1] After running the classification tree, we found that the two most important variables in predicting whether a rider is a member or casual were ride duration and rideable type. This suggests that the length of the ride and the type of bike used are key differentiators between the two groups. For example, members might use bikes for longer commutes, while casual riders could tend to make shorter trips. Similarly, the type of bike may indicate a preference for certain users, with members possibly opting for more electric bikes.
2] The root node error (the initial error before any splits) was 0.3% for each fold, which provides an initial baseline for the classification accuracy. The cross-validation error, indicated as xerror, remained consistently low across different subsets of the data, fluctuating by 0.002 in standard deviation.

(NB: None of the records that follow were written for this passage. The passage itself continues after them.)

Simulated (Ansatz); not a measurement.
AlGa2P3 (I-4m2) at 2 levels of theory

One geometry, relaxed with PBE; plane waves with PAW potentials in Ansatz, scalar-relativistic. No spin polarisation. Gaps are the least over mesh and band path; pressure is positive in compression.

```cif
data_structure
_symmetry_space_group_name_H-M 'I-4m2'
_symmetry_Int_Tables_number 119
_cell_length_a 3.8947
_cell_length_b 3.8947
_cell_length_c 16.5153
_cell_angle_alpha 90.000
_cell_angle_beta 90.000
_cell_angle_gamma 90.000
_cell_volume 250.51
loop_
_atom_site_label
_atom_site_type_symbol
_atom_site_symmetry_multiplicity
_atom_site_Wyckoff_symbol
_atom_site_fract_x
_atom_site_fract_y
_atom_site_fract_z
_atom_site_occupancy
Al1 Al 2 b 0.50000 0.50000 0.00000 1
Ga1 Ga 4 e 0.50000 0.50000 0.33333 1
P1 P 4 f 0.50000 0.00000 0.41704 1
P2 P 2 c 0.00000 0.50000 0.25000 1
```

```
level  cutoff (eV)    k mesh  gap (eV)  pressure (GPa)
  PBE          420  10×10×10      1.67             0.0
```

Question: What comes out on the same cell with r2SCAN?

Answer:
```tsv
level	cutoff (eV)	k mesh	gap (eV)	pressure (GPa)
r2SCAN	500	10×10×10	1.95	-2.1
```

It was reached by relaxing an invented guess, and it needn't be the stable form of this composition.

3] The average accuracy across all the folds came out to be around 31.13%.While this is a modest result, this decision tree model provides valuable insights into how trip characteristics influence whether a rider is a member or a casual user. Another interesting limitation of this tree is that the number of splits is 3. This reflects that there is an imbalance between members and casual riders in the dataset, the tree might favor the majority class and not make many splits, as there’s less incentive to separate the minority class.
Model selection started with duration (ride_duration_mins) only and then added bike type (rideable_type) because the decision tree indicated these were the most important variables. Because this dataset does not have many variables, and nearly all are statistically significant in the full model, we elected a stepwise approach to model building, and used ANOVA to compare model quality.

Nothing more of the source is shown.